What are the main objectives of the new strategy?
The EU strategy for international cultural relations will focus on three main objectives:
- Supporting culture as an engine for social and economic development
The economic benefits of cultural exchanges are too often overlooked. Global trade in creative products has more than doubled between 2004 and 2013, despite the global recession. Culture is a central element in the new economy driven by creativity, innovation, digital dimension and access to knowledge. Cultural and creative industries represent around 3% of global GDP and 30 million jobs. In the EU alone these industries account for more than 7 million jobs. In developing countries, UNESCO's Culture for Development Indicators (CDIS) show that culture contributes 1.5% to 5.7% of GDP in low and middle-income countries.
The available data both in developing and developed countries indicate that the cultural sectors may account, depending on the country and scope, for 2% and 7% of GDP respectively, which is more than many other traditional industrial sectors.
The EU strategy for international cultural relations should therefore also become a strategy for inclusive growth and job creation.
- Promoting intercultural dialogue and the role of culture for peaceful inter-community relations
Inter-cultural dialogue, including inter-religious dialogue, is a key tool in promoting the building of fair, peaceful and inclusive societies as well as the value of cultural diversity and respect for human rights. It establishes common ground and a favourable environment for further exchanges.
Inter-cultural dialogue will be promoted through cooperation between cultural operators; peace-building cultural activities; exchanges between young people, students, researchers, scientists and alumni; as well as through cooperation on the protection of cultural heritage.
- Reinforcing cooperation on cultural heritage
Cultural heritage is an important manifestation of cultural diversity that needs to be protected. Rehabilitating and promoting cultural heritage attracts tourism and boosts economic growth. There are many opportunities for joint action with partner countries to develop sustainable strategies for heritage protection through training, skills development and knowledge transfer.

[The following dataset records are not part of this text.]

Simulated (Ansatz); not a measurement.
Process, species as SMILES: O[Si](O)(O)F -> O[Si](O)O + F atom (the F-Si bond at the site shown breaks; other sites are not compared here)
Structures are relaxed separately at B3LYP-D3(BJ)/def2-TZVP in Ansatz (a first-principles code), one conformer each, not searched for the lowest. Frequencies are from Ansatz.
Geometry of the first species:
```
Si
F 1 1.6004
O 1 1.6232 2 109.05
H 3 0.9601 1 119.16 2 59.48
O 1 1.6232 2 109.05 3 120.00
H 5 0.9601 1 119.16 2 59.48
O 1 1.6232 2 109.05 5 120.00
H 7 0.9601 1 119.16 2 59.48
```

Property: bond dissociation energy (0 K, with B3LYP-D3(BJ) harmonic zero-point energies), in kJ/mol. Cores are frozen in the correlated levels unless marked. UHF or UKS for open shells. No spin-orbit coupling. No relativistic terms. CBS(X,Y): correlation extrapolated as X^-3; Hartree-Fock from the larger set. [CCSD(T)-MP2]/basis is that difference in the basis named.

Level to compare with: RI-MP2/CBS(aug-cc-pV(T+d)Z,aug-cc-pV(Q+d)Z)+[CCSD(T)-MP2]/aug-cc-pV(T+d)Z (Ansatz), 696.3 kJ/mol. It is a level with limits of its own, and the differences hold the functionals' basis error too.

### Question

The EU already supports research and innovation in the field of cultural heritage, notably in the framework of the Horizon 2020 programme. The Commission will further contribute to international efforts for the protection of cultural heritage sites and will adopt in July a regulation on the import into the EU of cultural goods in order to combat illicit trafficking. Cultural heritage will be at the core of the EU cultural strategy next year, when we will be celebrating the European Year of Cultural Heritage. A series of initiatives are being prepared in this framework.
What is the assessment you can make of the new EU strategy for international cultural relations one year after its launching and how is it being implemented? What is the Member States' role in the implementation?
The strategy has been accepted with widespread support by cultural organisations and other stakeholders as well as governments. EU Delegations around the world have intensified their activities in developing new cultural projects. Stronger attention is being paid to culture in the definition of EU programmes in general, above all for what concerns its new approach relying culture to economic growth.
The success of the new approach relies on the principle that all stakeholders join forces. Complementarity and synergies between all main players – governments from partner countries at all levels, local cultural organisations and civil society, the Commission and the European External Action Service (EEAS), EU Member States, and their cultural institutes - are essential.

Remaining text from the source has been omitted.